The correct German expression for this scenario is “Entschuldigung!” Fortunately it’s the same word you would use when you bump into someone or step on his foot. So Entschuldigung works both as a precaution and as an excuse. Now, isn’t that handy?

Excuse me in German when seeking Attention

Let’s say you’re at a conference and the speaker talks incessantly. But you have a question. Or you would like to point out some error he made. So you put up your hand and say “excuse me”.

Or you are looking for directions and see another person you would like to ask for advice. Again, in English you would call “excuse me!?”

In German there are two (or even three) similar expressions for these situations. The first would be “Entschuldigen Sie!?” (It’s kind of a question, so you would raise your voice slightly at the end just as you would in English.)

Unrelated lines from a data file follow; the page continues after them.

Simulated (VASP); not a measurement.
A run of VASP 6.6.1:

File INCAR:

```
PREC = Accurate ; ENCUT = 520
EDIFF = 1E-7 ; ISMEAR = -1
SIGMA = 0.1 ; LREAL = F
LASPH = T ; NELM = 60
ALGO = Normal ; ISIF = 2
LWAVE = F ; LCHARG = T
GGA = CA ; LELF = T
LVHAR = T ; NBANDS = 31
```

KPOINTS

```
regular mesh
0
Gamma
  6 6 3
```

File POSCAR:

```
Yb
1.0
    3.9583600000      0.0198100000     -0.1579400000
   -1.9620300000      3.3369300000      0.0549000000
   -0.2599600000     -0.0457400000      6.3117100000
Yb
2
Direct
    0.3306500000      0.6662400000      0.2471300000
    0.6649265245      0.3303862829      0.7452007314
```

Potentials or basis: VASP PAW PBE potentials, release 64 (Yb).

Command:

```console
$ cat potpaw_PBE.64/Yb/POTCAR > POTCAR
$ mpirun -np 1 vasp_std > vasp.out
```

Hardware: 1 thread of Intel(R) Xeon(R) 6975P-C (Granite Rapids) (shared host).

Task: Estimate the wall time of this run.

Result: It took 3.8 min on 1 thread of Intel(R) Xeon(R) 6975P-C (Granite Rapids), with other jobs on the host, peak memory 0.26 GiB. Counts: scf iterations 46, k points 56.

Again, addressing another person with “Sie” is correct in formal settings. In informal situations, you address other people with “du”. But no German would ever say “Entschuldigst du!?” Instead you would say “Entschuldige bitte!

The simpler Solution

So these were the different possibilities how to say “excuse me” in German. But if these different expressions for formal and informal settings make your head go dizzy, there’s an easy way out. Just use the word “Entschuldigung” instead. It works in all these circumstances and you don’t have to decide how to address the other person correctly.